Indicators of Project Failure or Project Success
Experienced consultants have identified the following critical failure indicators: (1) lack of informed consensus; (2) acceptance of the status quo; (3) unwarranted trust in the vendor; (4) failure to support the business purpose; (5) a short term, internal, myopic approach; (6) paralysis by analysis; (7) sabotage by external predators; (8) suicide through ignoring project constraints; and (9) failure to consider business, human or technology limitations imposed on the project (Tyson, 1998). Careful planning is the best form of failure prevention. There are both management constraints and technical constraints to be considered. Management constraints involve three key problem areas--time, money and scope. The flexibility needed to deliver a quality project is severely hampered if any one or two of these three are fixed. For example, project constraints impact deadline constraints. A fixed budget with deadline constraints generally kills any chance of success. Regarding technical constraints, is there any fle xibility in terms of the tools available? It is imperative to avoid getting caught up in the "trade rag" hype, so a warning is appropriate here: NEVER buy off vendor presentations! Other key factors to consider include experience, whether legacy systems are involved and whether the system will be "bleeding edge" or a patch. It helps to know if this system will be a pilot for knowledge-sharing in the organization.

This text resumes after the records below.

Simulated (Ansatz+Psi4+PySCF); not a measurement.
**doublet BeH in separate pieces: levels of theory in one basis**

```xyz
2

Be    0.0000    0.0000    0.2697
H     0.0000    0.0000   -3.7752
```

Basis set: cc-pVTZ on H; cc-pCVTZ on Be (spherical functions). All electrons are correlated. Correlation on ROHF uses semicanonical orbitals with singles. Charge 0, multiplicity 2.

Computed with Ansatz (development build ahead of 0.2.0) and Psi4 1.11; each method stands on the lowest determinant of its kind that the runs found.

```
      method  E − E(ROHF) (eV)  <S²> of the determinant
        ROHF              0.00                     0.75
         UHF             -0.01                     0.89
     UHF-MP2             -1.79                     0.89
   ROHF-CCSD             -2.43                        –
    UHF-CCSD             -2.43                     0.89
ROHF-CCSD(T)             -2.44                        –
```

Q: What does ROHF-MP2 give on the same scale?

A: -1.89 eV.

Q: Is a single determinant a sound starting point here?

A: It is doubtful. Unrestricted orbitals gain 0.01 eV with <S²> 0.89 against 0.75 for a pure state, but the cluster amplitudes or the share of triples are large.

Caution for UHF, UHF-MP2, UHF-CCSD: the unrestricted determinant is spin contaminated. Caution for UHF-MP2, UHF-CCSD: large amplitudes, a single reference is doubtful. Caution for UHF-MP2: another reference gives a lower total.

Unlike failure, success can't be guaranteed, but it is much more likely if the project includes: (1) flexible design; (2) willingness to implement a mechanized "less than ideal" system; (3) use of an evolutionary approach with prototyping; (4) giving users substantial (to total) control; (5) coordination by individual business units; and (6) active networking. Though there are many factors contributing to software project success, the presence of a committed project sponsor is one of the most important early success factors (Proccacino and Verner 2001). A committed sponsor has a significant impact on many of the project phases and project functions, including the (1) schedule estimates, (2) quality of the project team members, and (3) degree of interaction with other stakeholders.